He was less creative in the quintet with Wilbur Harden on flugelhorn and Hugh Lawson on piano that recorded Jazz and the Sounds of Nature (october 1957), containing the six-minute Seulb, and its twin release Prayer to the East (october 1957), containing the 13-minute Endura (but most pieces were either covers or Harden compositions), and then (one day later) The Sounds of Yusef (october 1957) and its twin release Other Sounds (october 1957), containing the nine-minute Minor Mood. The instrumentation included turkish finger cymbals, rabat/rebob (a one stringed Arabic violin) and Chinese gong.

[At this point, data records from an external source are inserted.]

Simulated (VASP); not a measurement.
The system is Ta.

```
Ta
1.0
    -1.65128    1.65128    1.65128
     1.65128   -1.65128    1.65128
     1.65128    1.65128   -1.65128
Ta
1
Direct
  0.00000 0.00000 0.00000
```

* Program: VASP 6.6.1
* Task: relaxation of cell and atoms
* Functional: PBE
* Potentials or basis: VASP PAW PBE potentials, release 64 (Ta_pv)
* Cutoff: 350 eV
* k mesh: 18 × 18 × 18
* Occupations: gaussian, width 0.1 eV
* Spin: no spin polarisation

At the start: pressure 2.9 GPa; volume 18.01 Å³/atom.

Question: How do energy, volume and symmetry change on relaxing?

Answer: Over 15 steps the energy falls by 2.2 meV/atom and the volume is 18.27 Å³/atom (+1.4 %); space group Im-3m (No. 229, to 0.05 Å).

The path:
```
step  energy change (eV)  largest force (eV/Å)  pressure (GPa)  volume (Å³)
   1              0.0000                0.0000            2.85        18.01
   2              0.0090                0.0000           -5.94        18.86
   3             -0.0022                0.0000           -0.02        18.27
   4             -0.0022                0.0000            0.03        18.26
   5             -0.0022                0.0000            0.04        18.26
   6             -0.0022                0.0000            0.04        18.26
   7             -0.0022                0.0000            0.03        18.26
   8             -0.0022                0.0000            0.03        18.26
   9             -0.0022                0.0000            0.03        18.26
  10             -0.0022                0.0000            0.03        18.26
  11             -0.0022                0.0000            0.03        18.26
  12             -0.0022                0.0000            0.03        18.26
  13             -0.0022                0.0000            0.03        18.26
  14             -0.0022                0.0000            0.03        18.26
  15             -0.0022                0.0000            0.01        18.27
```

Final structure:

An euphonium-piano quintet recorded The Dreamer (june 1959), with Moon Tree and Valse Bouk, and its twin album Fabric of Jazz (june 1959), with Arjuna, The Dreamer and Oboe Blues. Lateef also played the oboe with the trumpet-piano quintet of Cry Tender (october 1959). But he was distracted by several conventional hard-bop albums.

After he moved to New York, Lateef drifted away from hard-bop and refined an exotic and sometimes abstract blues music that was only his own. The ensemble music of The Centaur and the Phoenix (june 1961) for a nonet, such as Iqbal, led to Eastern Sounds (september 1961), on which Lateef played a variety of reed instruments backed by a traditional rhythm section of piano, bass and tabla-like percussion, with pieces such as Plum Blossom (for a Chinese clay flute), Snafu (for tenor sax), Blues For The Orient (for oboe).

If he never quite regained the compositional power of Jazz Mood, and frequently stumbled into the predictable jazz of releases such as Into Something (december 1961) and The Three Faces (january 1962), Lateef had found a new mission in the contemplative world-music of Jazz Round The World (december 1963), a parade of ten brief ethnic pieces. The milestones of this journey were Medula Sonata, off Psychicemotus (june 1964), an album that emphasized the sound of the bamboo flute, and 1984, off the piano-based quartet session 1984 (february 1965). Unfortunately, the quality of his albums (mostly collection of covers) decreased rapidly, with larger and larger doses of funk and soul music leading to the trivial fusion of Autophysiopsychic (october 1977). Typical of the least worse is the live double-LP Ten Years Hence (august 1975), a quartet date with Lateef on tenor, flute, oboe, shenai (an Indian double reed instrument), African thumb piano and percussion.

In parallel, Lateef became an ambitious classical composer. Orchestral works included: Suite 16/ Blues Suite (1969), the tone poem Lalit (1974), the Symphony No 1/ Tahira, The World at Peace, a suite for chamber ensemble co-composed with percussionist Adam Rudolph, the four-movement suite The African American Epic Suite (1993) for orchestra and quintet.

His music found a new audience in the era of new-age music, his best album of the time being perhaps the four-movement Lateef's Little Symphony (june 1987) on which he played all instruments.

Metamorphosis (december 1993) was a summa of Lateef's styles, particularly the longer Metamorphosis and Biography of a Thought. Sonata Fantasia (january 1997) introduced digital arrangements.

Like most prolific musicians, Lateef recorded an amazing amount of junk. It takes a lot of patience to listen to his recordings.